I've been using InnoDB for a project, and relying on auto_increment. This is not a problem for most of the tables, but for tables with deletion, this might be an issue:

AUTO_INCREMENT Handling in InnoDB

particularly this part:

AUTO_INCREMENT column named ai_col: After a server startup, for the first insert into a table t, InnoDB executes the equivalent of this statement: SELECT MAX(ai_col) FROM t FOR UPDATE; InnoDB increments by one the value retrieved by the statement and assigns it to the column and to the auto-increment counter for the table.

This is a problem because while it ensures that within the table, the key is unique, there are foreign keys to this table where those keys are no longer unique.

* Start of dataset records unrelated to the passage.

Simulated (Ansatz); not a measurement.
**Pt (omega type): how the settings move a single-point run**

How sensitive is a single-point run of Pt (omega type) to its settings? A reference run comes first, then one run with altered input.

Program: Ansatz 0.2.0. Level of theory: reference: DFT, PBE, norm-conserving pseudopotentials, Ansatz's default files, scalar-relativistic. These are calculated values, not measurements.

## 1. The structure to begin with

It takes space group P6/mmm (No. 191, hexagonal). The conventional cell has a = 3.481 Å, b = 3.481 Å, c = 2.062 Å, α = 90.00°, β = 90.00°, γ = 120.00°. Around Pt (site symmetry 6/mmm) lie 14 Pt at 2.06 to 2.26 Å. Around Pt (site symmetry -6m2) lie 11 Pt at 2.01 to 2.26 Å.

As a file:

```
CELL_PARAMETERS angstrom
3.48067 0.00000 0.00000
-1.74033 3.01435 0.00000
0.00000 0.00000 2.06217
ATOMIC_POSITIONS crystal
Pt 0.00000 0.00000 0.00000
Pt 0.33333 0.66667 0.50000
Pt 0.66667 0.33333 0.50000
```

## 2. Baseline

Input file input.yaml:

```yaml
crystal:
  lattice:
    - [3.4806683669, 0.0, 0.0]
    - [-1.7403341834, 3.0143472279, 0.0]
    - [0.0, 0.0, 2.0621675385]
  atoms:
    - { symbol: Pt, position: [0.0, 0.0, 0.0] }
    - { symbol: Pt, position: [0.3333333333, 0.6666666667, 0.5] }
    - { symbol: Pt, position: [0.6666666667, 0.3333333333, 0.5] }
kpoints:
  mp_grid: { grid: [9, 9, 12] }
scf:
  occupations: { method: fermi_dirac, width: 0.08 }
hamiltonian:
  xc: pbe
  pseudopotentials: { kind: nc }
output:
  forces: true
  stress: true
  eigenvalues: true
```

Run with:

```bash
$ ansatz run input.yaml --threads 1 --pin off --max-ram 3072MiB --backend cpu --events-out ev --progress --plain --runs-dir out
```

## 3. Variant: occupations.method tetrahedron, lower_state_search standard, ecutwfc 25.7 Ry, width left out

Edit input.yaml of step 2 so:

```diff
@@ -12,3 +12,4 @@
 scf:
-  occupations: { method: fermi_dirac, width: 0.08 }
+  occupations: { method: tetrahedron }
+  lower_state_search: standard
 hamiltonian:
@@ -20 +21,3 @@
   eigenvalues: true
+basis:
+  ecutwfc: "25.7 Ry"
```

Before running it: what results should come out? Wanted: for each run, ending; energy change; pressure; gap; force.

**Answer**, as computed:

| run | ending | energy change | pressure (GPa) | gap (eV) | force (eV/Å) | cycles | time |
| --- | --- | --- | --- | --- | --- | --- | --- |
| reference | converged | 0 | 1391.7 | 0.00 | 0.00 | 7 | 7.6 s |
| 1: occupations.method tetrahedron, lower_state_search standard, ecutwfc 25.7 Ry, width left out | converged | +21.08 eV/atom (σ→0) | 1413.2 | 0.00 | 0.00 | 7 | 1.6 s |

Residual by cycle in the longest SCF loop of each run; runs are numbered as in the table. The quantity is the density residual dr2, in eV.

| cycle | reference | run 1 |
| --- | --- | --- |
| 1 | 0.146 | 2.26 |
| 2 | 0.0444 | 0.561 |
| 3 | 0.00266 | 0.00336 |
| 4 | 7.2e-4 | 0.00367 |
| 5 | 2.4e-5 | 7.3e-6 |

The mysql server does/should not restart often, but this is breaking. Are there any easy ways around this?

+1  A: 

Use a foreign key constraint with 'SET NULL' for updates and deletes.

Mark Byers
This is the problem. I copied and pasted the wrong thing, actually.
Timmy
Is there a problem? The maximum value is quickly derived from your autoincrement field's *index*. There's no table scan involved.
Derek Illchuk
I added a little more explanation up top, but the problem is that there are other tables referencing this table, using the id as a receipt. For those tables, this column is no longer unique.
Timmy
I think you are misunderstanding the documentation. When you insert a row, the automatically generated id is saved to disk. The only thing that isn't saved to disk is the cache of what the next value should be, but this doesn't affect the functionality. It just gives a *very* minor performance hit on startup.
Mark Byers
The problem the OP is having is this: insert a row with id=42 in a tableA. Insert another row with foreign key(42) into tableB. Delete id=42 from tableA. Now restart the server and insert another row in tableA. It will get id=42, and the referencing foreign key in tableB would now point to data that is really not related
nos
@nos: OK, that makes sense. I couldn't work out what the problem was from the description in the question, but I see it now. The solutions is simple though: InnoDB supports foreign key constraints, so when you delete the row, you can make sure that no other rows are still pointing there. I've updated my answer.
Mark Byers
+1  A: 

So you have two tables:

TableA

A_ID [PK]

and

TableB

B_ID [PK]

A_ID [FK, TableA.A_ID]

And in TableB, the value of A_ID is not unique? Or is there a value in TableB.A_ID that is not in TableA.A_ID?

If you need the value of TableB.A_ID to be unique, then you need to add a UNIQUE constraint to that column.

Or am I still missing something?

iKnowKungFoo
There is a unique constraint, which is how it's failing for me - it tries to insert into TableB an A_ID that already exists, because of the server restart and the AUTO_INCREMENT getting reset.
Timmy
+1  A: 

If you have a foreign key constraint, how can you delete a row from table A when table B references that row? That seems like an error to me.

Regardless, you can avoid the reuse of auto-increment values by resetting the offset when your application starts back up. Query for the maximum in all the tables that reference table A, then alter the table above that maximum, e.g. if the max is 989, use this:

alter table TableA auto_increment=999;

Also beware that different MySQL engines have different auto-increment behavior. This trick works for InnoDB.

Ken Fox
Seems fair. I'm using it somewhat as a receipt, though maybe I should take another approach.
Timmy
+1  A: 

Create another table with a column that remembers the last created Id. This way you don't have to take care of the max values in new tables that have this as foreign key.